Network Rail monitors tracks with helicopters
British infrastructure manager Network Rail provides condition monitoring of railway tracks with the help of helicopters. The air vehicles allow the company to cover large areas in a short amount of time, identify the smallest faults, minimise delays for passengers and railway undertakings as well as reduce costs for track maintenance. The potential cost savings are estimated at 1 billion Pounds (around 1.16 billion Euros).
The helicopters inspect the rail infrastructure across the United Kingdom and especially in Greater London. The vehicles use cameras for aerial pictures, a laser scan for providing an accurate map of all the conditions and special equipment for thermal imaging. This year the helicopters will be equipped with hyperspectral sensors to detect light waves and monitor the plants close to tracks.
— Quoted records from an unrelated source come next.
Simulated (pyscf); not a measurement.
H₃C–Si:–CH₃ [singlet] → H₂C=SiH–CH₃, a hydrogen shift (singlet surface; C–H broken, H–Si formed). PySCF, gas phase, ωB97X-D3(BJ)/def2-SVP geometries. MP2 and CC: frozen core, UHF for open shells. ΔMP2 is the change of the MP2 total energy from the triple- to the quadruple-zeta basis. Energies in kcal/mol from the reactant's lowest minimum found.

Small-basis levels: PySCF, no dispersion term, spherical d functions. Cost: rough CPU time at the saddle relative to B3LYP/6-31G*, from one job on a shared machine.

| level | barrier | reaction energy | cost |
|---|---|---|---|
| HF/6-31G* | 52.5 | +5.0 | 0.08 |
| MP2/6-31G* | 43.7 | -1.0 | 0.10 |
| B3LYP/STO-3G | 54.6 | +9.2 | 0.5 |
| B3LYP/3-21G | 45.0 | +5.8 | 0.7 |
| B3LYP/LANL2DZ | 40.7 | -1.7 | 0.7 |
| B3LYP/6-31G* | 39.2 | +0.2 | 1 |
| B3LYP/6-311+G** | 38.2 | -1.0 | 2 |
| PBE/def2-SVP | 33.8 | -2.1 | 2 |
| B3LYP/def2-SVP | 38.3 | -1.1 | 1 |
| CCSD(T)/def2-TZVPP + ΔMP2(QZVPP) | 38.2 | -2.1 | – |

The aerial photos are available to all Network Rail staff. “Our mantra is fly it once and use many times,” said Chris Ashworth, a national aerial survey specialist at Network Rail. The infrastructure manager uses the images for various purposes from essential maintenance of overhead line equipment to vegetation management and earthworks. The company considers aerial images as invaluable in planning projects.
Network Rail has launched an air monitoring project a decade ago. The rail infrastructure manager uses two helicopters Eurocopter AS355 Écureuil 2 of the British airline PDG Aviation Services specialised in aerial survey. The vehicles were modified and equipped with special equipment for aerial surveys. They make around 300 flights a year to inspect the tracks and produce 360,000 aerial images per year. The aerial data are used to prevent issues before they arise and reduce the chances of delays to train services.